Cleveland-Cliffs Inc. (NYSE:CLF) Q3 2022 Earnings Conference Call October 25, 2022 10:00 AM ET
Company Participants
Celso Goncalves - CFO
Lourenco Goncalves - CEO
Conference Call Participants
Lucas Pipes - B. Riley Securities
Emily Chieng - Goldman Sachs
Tristan Gresser - BNP Paribas
Curt Woodworth - Credit Suisse
Alex Hacking - Citi
Carlos De Alba - Morgan Stanley
Timna Tanners - Wolfe Research
Operator
Good morning, ladies and gentlemen. My name is Maria and I'm your conference facilitator today. I'd like to welcome everyone to Cleveland-Cliffs Third Quarter 2022 Earnings Conference Call. All lines have been placed on mute to prevent any background noise. After the speakers remarks, there'll be a question-and-answer session.
That company reminds you that certain comments made on today's call will include predictive statements that are intended to be made as forward-looking within the safe harbors protections of the Private Securities Litigation Reform Act of 1995. Although the company believes that its forward-looking statements are based on reasonable assumptions, such statements are subject to risks and uncertainties that could cause actual results to differ materially. Important factors that could cause results to differ materially are set forth in reports on Form 10-K and 10-Q and news releases filed with SEC which are available on the company's website.
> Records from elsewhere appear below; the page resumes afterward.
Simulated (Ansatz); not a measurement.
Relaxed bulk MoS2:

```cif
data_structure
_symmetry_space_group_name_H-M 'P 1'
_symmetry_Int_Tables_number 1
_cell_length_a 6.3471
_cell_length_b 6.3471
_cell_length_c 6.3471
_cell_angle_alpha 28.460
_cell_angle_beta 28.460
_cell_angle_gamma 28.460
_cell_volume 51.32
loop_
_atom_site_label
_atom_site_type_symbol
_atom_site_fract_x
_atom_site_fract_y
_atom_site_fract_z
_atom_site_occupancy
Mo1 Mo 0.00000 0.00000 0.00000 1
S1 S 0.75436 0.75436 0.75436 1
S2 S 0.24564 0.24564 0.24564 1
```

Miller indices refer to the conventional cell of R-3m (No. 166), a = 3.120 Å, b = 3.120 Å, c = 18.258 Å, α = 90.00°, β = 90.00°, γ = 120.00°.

Today's conference call is also available and being broadcast at clevelandcliffs.com. At the conclusion of the call, it will be archived on the website and available for replay. The company will also discuss the results excluding certain special items. Reconciliation for Regulation G purposes can be found in the earnings release, which was published this morning.
At this time, I would like to introduce Celso Goncalves, Executive Vice President and Chief Financial Officer.
Celso Goncalves
Thank you, Maria. And thanks to everyone for joining us this morning. Before going through our Q3 results, let me start by highlighting the $1.8 billion improvement to our balance sheet that was outlined in our earnings released this morning. During the quarter, we signed two new labor agreements covering approximately 14,000 USW-represented employees, encompassing more than half of our workforce. These agreements also cover benefits for over 22,000 retirees.
The ratification of these labor agreements triggered a remeasurement for the associated pension and OPEB plans, essentially requiring a refresh to all assumptions that go into calculating the value of those liabilities, including primarily interest rates, asset returns, and most importantly, the premiums that we pay for retiree healthcare expenses.